Fig.: Cross-section of a simple water calorimeter showing all key components
| Part | Material | Function |
|---|---|---|
| Inner Vessel | Copper or Aluminium | Holds water; copper is an excellent thermal conductor for quick heat exchange |
| Outer Jacket | Insulated material | Prevents heat loss to the surroundings |
| Insulating Air Gap | Air / Padding | Creates thermal isolation between inner and outer vessels |
| Stirrer | Metal (copper) | Ensures uniform temperature distribution throughout the water |
| Thermometer | Glass / Digital | Measures the temperature of the water accurately |
| Lid | Insulated | Prevents heat escape from the top |
Fig.: A calorimeter works just like a thermos flask — both trap heat inside using insulation
CBSE: Class 12
Law: Principle of Calorimetry
Statement: When different parts of an isolated system are at different temperatures, heat transfers from the part at higher temperature to the part at lower temperature. The heat lost by the hot object is equal to the heat gained by the cold object, provided no heat is allowed to escape to the surroundings.
Heat lost by hot body = Heat gained by cold body
m1c1Δθ1 = m2c2Δθ2
(For liquid in calorimeter: m1c1Δθ + mcccΔθ)
Key Points:
- A system is said to be isolated if no exchange of heat occurs between the system and its surroundings.
- Calorimetry literally means measurement of heat.
- Energy supplied by heater = VIt (voltage × current × time).
- This principle is based on the Law of Conservation of Energy.
Maharashtra State Board: Class 11
Experiment: Method of Mixtures
The method of mixtures is the standard experimental technique for determining the specific heat capacity of an unknown substance using a calorimeter.
Procedure:
- Fill the Calorimeter: Pour a known mass of water (m₃) into the inner copper vessel. Note the initial temperature (T₂) of both water and calorimeter.
- Heat the Sample: Heat the sample (substance whose specific heat you want to find) to a high temperature (T₁). For example, place it in boiling water at 100°C.
- Quick Transfer: Quickly transfer the hot sample into the calorimeter water. Speed matters — minimise heat loss during the transfer!
- Stir Continuously: Use the stirrer to ensure uniform temperature distribution throughout the water.
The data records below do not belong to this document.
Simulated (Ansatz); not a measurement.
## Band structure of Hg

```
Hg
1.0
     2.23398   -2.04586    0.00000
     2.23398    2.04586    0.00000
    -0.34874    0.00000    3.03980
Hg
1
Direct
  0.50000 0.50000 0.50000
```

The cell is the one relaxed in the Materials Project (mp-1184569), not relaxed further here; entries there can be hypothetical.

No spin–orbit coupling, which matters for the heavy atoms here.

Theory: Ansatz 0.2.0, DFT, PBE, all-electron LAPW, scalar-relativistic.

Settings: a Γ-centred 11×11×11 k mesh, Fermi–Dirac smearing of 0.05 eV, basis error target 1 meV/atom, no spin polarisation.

- Record Final Temperature: Wait until the thermometer shows a stable reading. This is the final equilibrium temperature (T).
- Apply the Formula: Use the calorimetry equation: Heat lost by sample = Heat gained by water + Heat gained by calorimeter.
Maharashtra State Board: Class 11
Derivation of Calorimetry Equation
Let's build the master formula step by step. First, define all our variables clearly.
Variable Definitions
| Symbol | Meaning |
|---|---|
| m₁ | Mass of the hot sample |
| m₂ | Mass of the calorimeter (+ stirrer) |
| m₃ | Mass of water in the calorimeter |
| s₁ | Specific heat capacity of the sample (unknown) |
| s₂ | Specific heat capacity of calorimeter material (e.g., copper = 387 J kg⁻¹ K⁻¹) |
| s₃ | Specific heat capacity of water = 4186 J kg⁻¹ K⁻¹ |
| T₁ | Initial temperature of the hot sample |
| T₂ | Initial temperature of calorimeter + water |
| T | Final equilibrium temperature of the entire system |
Step-by-Step Derivation
Step 1: Heat lost by the hot sample
Qlost = m₁ × s₁ × (T₁ − T)The sample cools from T₁ down to T, so ΔT = T₁ − T
Step 2: Heat gained by the calorimeter
Qcal = m₂ × s₂ × (T − T₂)The calorimeter heats up from T₂ to T, so ΔT = T − T₂
Step 3: Heat gained by the water
Qwater = m₃ × s₃ × (T − T₂)Water also heats from T₂ to T (same ΔT as the calorimeter)
Step 4: Apply the Principle of Calorimetry
Qlost = Qcal + Qwaterm₁ s₁ (T₁ − T) = m₂ s₂ (T − T₂) + m₃ s₃ (T − T₂) ... Eq. (1)
Step 5: Solve for the unknown specific heat s₁
s₁ = [ (m₂ s₂ + m₃ s₃) × (T − T₂) ] / [ m₁ × (T₁ − T) ] ... Eq. (2)This is the master formula. If you know all masses, temperatures, and specific heats of water and copper, you can calculate s₁ for any unknown material.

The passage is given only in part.